Wednesday, 20 April 2011

Market Forces by Richard K. Morgan

From The Week of July 18, 2010


Even a cursory search of this blog will turn up numerous occasions in which I have showered Mr. Morgan with my admiration and affection. But while I respect the originality of the work, I struggled to digest its nihilism which was, at times, violent and cartoonish.

Market Forces imagines a near-future Britain which has completely succumbed to the cutthroat competition of corporate warfare. Ones position at work, as well as the fortunes of ones company, are defined by the newest spectator sport, combat driving, in which corporate executives, ensconced in glitzy cars tooled up for war, do their best to kill one another on the open road. Chris, our antihero, begins the novel as a middling executive quite content with his lot in life at a British company who trades in foreign wars. But as a series of events conspire to catapult him to the breathless heights of power, his dissatisfaction with the life grows until the pressure of the depravity and the ugliness threaten to crack him. Doing what they can to aid in this sundering of Chris' identity are a handful of foreign idealists who try to twig Chris' largely dormant conscience. But drowning out these positive influences are the seductive voices tempting him ever deeper into the world of corporate battle-wagons and international arms-dealing which makes demigods of ordinary mortals. Will Chris resist the urge to succumb, or will he fall and allow himself to revel in the corporate power destroying England? No matter which way it goes, it'll be a Hellride of epic proportions.

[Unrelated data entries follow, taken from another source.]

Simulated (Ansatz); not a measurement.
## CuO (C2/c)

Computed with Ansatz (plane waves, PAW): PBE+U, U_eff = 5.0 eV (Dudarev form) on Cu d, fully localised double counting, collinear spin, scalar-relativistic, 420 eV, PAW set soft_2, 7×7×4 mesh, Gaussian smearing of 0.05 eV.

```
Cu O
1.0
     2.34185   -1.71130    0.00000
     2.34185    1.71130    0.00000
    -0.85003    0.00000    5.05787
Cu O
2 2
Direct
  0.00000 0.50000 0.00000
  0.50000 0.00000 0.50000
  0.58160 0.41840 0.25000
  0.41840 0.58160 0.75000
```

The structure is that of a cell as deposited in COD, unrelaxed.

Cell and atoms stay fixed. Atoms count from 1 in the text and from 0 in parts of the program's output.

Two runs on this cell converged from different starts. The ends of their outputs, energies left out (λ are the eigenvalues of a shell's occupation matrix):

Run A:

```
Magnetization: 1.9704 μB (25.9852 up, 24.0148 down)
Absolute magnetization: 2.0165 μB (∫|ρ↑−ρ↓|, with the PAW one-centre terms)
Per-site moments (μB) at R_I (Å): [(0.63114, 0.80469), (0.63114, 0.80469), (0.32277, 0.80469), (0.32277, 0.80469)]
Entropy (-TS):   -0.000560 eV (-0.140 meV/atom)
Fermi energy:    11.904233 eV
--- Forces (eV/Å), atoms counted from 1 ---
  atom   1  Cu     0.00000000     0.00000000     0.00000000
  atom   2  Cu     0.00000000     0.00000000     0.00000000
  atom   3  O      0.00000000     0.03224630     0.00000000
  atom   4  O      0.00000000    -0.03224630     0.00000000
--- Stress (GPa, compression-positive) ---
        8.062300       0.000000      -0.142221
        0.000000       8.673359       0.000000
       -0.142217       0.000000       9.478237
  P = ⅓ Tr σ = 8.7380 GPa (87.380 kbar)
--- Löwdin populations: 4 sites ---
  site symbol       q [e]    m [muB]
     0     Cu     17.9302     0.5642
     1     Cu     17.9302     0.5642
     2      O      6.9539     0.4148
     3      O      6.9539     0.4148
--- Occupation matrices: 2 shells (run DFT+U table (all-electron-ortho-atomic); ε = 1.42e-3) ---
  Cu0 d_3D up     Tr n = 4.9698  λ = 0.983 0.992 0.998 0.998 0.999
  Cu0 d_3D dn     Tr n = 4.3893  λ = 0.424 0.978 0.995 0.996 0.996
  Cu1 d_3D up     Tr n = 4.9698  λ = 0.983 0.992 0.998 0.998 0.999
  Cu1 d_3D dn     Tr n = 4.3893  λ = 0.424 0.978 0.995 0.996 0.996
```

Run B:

Mr. Morgan makes no bones of his criticism of British culture in what must be his most controversial effort. It cannot be a coincidence that the native English are invariably corrupt while the foreign-born actors look upon these island savages with disgust and contempt. But while Mr. Morgan is successful in holding up a mirror to the ever-more-hostile corporate culture, the seriousness of the message is muffled by the cartoonish nature of the battle races. Battle wagons, really? Corporate Samurai taken literally? It's all just a little too obvious. It's entertaining, no question; there's more than enough hedonism and nihilistic abandonment, and sharp, social critique here to satisfy any fan of Mr. Morgan's, much less any fan of dystopian fiction. But I expected more nuance from the master and I did not get it here. If Thirteen is is evisceration by scalpel, Market Forces is a baseball bat repeatedly upside the head. True, the baseball bat has its unsubtle virtues, but those are outweighed here by its sins. (2/5 Stars)

PS: And you know it kills me to rate it so low, especially for its inventiveness. But it is what it is.